1. Imperative / UI-coupled steps — the scenario describes typing into "#username", "#pwd", "#amount" and clicking "#loginBtn", "#submit". These break when the UI changes and hide the rule. They belong in step definitions, not the scenario.
2. URLs and selectors in steps — "https://anz.co.nz/login" and CSS ids (#username) couple the scenario to one exact screen.
3. Login noise / multiple behaviours — logging in is not the behaviour under test (a transfer is). The login should be a declarative Given ("Given a logged-in customer") or a Background, not five click steps. Logging out at the end is a second unrelated behaviour.
4. Vague Then — "Then it works" asserts nothing checkable. A good Then states the observable outcome: the balance decreased by $500, the payee was credited, a confirmation reference was issued.
5. No clear single When — the action is buried in "type 500 and click submit"; the real When ("the customer transfers $500 to a saved payee") is never stated cleanly.
6. Unclear context — there is no Given establishing the starting balance or the destination account, so the outcome cannot be verified.
Strong answers name the imperative/UI-coupling and the vague "it works" Then as the two most damaging. The fix is Exercise 2.

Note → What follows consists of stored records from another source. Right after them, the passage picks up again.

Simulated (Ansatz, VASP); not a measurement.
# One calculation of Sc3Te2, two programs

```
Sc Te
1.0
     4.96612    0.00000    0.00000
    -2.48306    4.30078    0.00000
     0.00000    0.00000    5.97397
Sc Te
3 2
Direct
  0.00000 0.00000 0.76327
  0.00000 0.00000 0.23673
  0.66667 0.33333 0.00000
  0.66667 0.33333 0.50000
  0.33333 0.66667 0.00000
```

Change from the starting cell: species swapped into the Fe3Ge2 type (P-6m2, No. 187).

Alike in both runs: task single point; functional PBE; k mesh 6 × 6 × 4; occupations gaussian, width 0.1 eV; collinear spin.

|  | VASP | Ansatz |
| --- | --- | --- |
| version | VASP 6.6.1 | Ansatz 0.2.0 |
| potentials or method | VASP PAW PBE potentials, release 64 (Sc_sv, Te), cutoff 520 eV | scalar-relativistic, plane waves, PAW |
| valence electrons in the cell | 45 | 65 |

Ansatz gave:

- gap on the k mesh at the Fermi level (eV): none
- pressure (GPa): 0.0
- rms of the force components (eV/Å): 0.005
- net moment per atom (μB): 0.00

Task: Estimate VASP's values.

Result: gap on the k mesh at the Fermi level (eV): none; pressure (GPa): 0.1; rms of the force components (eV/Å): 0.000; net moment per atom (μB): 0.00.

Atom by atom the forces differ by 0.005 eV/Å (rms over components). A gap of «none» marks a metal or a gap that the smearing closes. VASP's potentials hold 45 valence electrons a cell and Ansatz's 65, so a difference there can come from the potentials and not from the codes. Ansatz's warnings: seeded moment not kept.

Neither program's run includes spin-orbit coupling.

Rewrite the broken ANZ transfer scenario from Exercise 1 as good declarative Gherkin. Use a clear Given/When/Then, business language with no UI selectors, exactly one behaviour (the transfer), and a checkable Then. Add a second scenario for a negative case — an attempted transfer that exceeds the available balance.
Show model answer
Feature: Transfer between accounts Scenario: A successful transfer reduces the source balance Given a logged-in customer with $2,000 in their everyday account And a saved payee "Power Bill" When the customer transfers $500 to "Power Bill" Then the everyday account balance is $1,500 And the payee is credited with $500 And a confirmation reference is issued Scenario: A transfer that exceeds the available balance is declined Given a logged-in customer with $300 in their everyday account When the customer attempts to transfer $500 to "Power Bill" Then the transfer is declined with an insufficient-funds message And the everyday account balance is unchanged at $300 What makes this strong: no URLs or selectors (the login is a single declarative Given, not five clicks); exactly one behaviour per scenario with one clear When; a checkable Then that states the balance and the outcome rather than "it works"; and a real negative case that asserts the balance is unchanged — a common gap. The "how" of clicking is left to the step definitions underneath, where it belongs.
Write a Scenario Outline with an Examples table for a fictional KiwiSaver contribution-rate change, where valid rates are 3%, 4%, 6%, 8%, and 10%. Use placeholders for the entered rate and the expected result. Include at least 5 example rows, and make sure at least two are negative or boundary cases (for example an invalid rate, or a value just outside the allowed set). Use a Background for the shared member context.
Show model answer
Feature: KiwiSaver contribution rate change Background: Given a member with an active KiwiSaver account And the member is currently contributing at 3% Scenario Outline: Changing the contribution rate When the member changes their rate toThen Examples: | rate | result | | 4% | the new rate of 4% applies from the next pay run | | 8% | the new rate of 8% applies from the next pay run | | 10% | the new rate of 10% applies from the next pay run | | 5% | the change is rejected with the list of valid rates | | 0% | the change is rejected with the list of valid rates | | -2% | the change is rejected as an invalid value | What makes this strong: the Background holds the shared context (active account, currently at 3%) once; the outline tests one behaviour (changing the rate) across data; valid rows (4%, 8%, 10%) confirm the happy path; and the negative/boundary rows (5% just outside the set, 0%, a negative value) force the rejection path. A weak answer lists only valid rates — it never exercises the rule that rejects invalid ones, which is exactly where the defect hides. Note each row keeps the same behaviour, with only the data and expected result changing.
11 Self-Check
Click each question to reveal the answer.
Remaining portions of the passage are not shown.